DUBAI, United Arab Emirates — The United Arab Emirates’ flagship carrier Etihad said on Thursday it lost $1.87 billion in 2016, blaming “one-off impairment charges and fuel hedging losses” for the massive loss.

The Abu Dhabi-based airline’s loss comes during a tough time for the Gulf’s long-haul carriers, as a diplomatic crisis with Qatar upended regional air routes and Trump administration’s travel ban on six majority Muslim nations also hurt their business.

Etihad’s loss also comes as it re-evaluates its business plans following the January departure of CEO James Hogan. He led an aggressive multi-year buying spree that saw the Mideast carrier snap up stakes in airlines from Europe to Australia.

Etihad said the loss included a $1.06 billion charge on aircraft reflecting lower market values and a $808 million charge on certain assets and financial exposures to equity partners, mainly related to Alitalia and Air Berlin. It also blamed a slowdown in the cargo market and legacy fuel hedging costs for the loss.

“A culmination of factors contributed to the disappointing results for 2016,” said Mohamed Mubarak Fadhel al-Mazrouei, chairman of the Etihad Aviation Group.

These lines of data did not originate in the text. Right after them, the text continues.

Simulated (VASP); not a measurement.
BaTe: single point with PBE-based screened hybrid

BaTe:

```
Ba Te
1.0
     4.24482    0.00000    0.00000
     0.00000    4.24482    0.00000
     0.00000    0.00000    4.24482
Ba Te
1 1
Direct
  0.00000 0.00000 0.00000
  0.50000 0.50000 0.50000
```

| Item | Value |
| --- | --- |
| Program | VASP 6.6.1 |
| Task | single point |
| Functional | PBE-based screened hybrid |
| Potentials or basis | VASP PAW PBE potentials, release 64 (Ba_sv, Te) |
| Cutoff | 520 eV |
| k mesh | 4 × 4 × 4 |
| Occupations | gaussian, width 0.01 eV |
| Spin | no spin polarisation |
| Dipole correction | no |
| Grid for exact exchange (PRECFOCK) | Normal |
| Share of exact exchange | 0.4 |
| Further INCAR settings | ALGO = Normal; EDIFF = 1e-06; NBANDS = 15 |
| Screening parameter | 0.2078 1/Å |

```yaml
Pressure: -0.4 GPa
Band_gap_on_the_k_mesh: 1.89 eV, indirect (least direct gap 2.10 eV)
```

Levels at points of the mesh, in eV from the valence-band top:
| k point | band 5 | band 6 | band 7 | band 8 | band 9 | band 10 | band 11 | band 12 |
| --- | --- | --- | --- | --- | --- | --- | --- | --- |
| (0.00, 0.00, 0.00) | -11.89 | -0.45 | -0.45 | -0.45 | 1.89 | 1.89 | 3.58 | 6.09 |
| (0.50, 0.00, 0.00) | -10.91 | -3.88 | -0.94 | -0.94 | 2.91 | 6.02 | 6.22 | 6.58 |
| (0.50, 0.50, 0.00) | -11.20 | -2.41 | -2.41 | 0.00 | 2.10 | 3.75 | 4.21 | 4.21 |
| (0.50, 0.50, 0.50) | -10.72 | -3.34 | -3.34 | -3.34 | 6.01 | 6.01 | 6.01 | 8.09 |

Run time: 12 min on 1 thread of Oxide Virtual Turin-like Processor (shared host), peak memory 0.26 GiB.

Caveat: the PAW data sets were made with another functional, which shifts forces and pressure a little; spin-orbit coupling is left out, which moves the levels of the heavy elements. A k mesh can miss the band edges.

Peter Baumgartner, Etihad’s new CEO, offered a grim outlook.

“We are in an industry characterized by overcapacity, declining market sizes on key routes and changing customer behavior as a weak global economy affects spending appetite,” Baumgartner said in a statement.

Etihad has more than 110 passenger and cargo destinations around the world and flies a fleet of over 120 Airbus and Boeing aircraft.